Yesterday’s dedication of Market Street, one of the oldest concrete highways of its kind in the United States, authenticated by the National Register of Historic Places, was the latest landmark moment in Charleston.
Like the classic Hollywood film that included it, Market Street became another memory indelibly marked in the minds of the community and is headed for the history books.
Memories of Hollywood coming to Charleston to film a major motion picture entirely in Tennessee, but mostly in Charleston on the Hiwassee River, was enough to give Bradley County an industry buzz it would never forget.
Charleston Mayor Walter Goode, 62, said he was only 12 years of age when the 20th Century Fox film “Wild River” started production.

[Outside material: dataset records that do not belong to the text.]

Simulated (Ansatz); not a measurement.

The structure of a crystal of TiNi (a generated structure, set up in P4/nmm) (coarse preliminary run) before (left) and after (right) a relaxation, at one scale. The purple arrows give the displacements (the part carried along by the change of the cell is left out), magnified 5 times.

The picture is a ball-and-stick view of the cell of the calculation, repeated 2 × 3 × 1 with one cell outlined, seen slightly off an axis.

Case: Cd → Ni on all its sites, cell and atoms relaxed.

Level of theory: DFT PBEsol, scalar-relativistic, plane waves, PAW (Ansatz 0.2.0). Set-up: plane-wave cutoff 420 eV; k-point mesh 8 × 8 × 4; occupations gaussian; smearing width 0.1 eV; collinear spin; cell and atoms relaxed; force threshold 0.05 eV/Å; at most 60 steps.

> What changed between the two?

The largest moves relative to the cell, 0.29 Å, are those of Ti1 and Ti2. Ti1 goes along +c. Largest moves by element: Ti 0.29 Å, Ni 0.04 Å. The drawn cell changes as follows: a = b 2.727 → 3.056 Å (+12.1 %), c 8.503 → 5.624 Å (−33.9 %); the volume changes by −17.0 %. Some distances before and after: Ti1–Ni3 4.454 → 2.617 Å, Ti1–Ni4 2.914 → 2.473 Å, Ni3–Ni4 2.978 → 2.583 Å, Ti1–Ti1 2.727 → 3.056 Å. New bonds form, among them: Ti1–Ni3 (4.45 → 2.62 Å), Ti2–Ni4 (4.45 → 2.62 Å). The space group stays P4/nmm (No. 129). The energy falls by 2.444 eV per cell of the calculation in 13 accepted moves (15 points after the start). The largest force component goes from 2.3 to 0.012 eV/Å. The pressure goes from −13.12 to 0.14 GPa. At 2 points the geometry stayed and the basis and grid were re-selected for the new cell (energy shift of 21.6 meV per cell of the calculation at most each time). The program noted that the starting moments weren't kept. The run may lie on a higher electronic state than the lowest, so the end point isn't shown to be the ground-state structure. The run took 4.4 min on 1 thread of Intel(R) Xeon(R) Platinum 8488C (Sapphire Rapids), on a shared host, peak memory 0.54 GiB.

“I was in the seventh grade at High Point Elementary School in Charleston,” said Goode who admits he did not understand the magnitude of a Hollywood production with major movie stars coming to his town.
“Someone came to our school and asked the teacher to expound on whether or not we wanted to be in a movie. So I raised my hand,” said Goode. “I had to go home and get permission from my parents. We started that weekend.”
Goode said production began in the fall. He recalls the weather being “cold, brisk and foggy in the mornings” when he was on the set as an extra.
“I was a character player. They would say ‘do this’ or ‘do that’ and we did it. One time I had a few words in the film but I think that ended up on the editor’s cutting room floor,” Goode said laughing.
According to Goode, they were paid around $25 each day and after taxes “I think we got about $18.75, which was good money back in 1959 for a 12-year-old,” he said.
Goode stated he knew all of the black folks and some of the white extras in the movie because they were all locals.
“The only black person in the movie who was strange to us was the guy who had ‘Old Blue,’ Goode said. “But all the other black characters we knew. The setting of the movie was pretty much what black people were doing — farming, doing the hay, picking the cotton, driving a team of mules. It wasn’t out of character for us to be doing what the movie depicted.”
The most exciting thing for the 12-year-old, however, was not the business of movie-making, but the bus.
“We caught a Greyhound bus about 8 a.m. in the morning until 3 p.m. in the afternoon. To a black kid living in rural Charleston, seeing a bus was a big deal,” said Goode with a smile. “We as children did our bit parts then we played or ate until we were needed again.”
Ironically, it was decades — after the arrival of cable TV — before Goode said he ever saw “Wild River” or himself in the movie.
“When it premiered, I did not know of the showing date at the Star View Drive-in in Cleveland. Around 20,000 locals saw it in two weeks, but not me. I viewed the film for the first time sometime in the 1980s on Turner Classic Movies. People were calling and telling one another that the movie was on.”
When he finally saw it, Goode said he saw several familiar sites including the scene with him in it.
“We reviewed it and saw Wilbur Moore and his brothers standing there and I was on the side of a door peeping out. That was basically what I did, but I was there through the duration. We would go and do our part, eat, play a bit and get paid each day.”
More than 40 local residents were chosen for speaking roles in “Wild River” and more than 100 local extras were involved.
To this day, memories of movie stars like Montgomery Clift, Lee Remick, Jo Van Fleet and Bruce Dern, who made his screen acting debut in an uncredited role on the film, remind Charleston residents that they were part of something special.
The community-wide celebration and documentary featuring local residents discussing the making of the Hollywood film and celebrating its history, were only part of the entertainment over the weekend.
There was a vintage car show along Market Street featuring cars from the 1930’s era depicted in the film, including a car used in the actual filming of the movie. There was a continuous showing of “Wild River” throughout the day at Watson’s Chapel Zion AME while the Collins Brothers Band provided music at Charleston Park.
Referring to himself as a youth, Goode admits, “I did not understand the magnitude of the impact of this movie here in our little community. But I do now.”
He said he hopes the festival will become an annual event.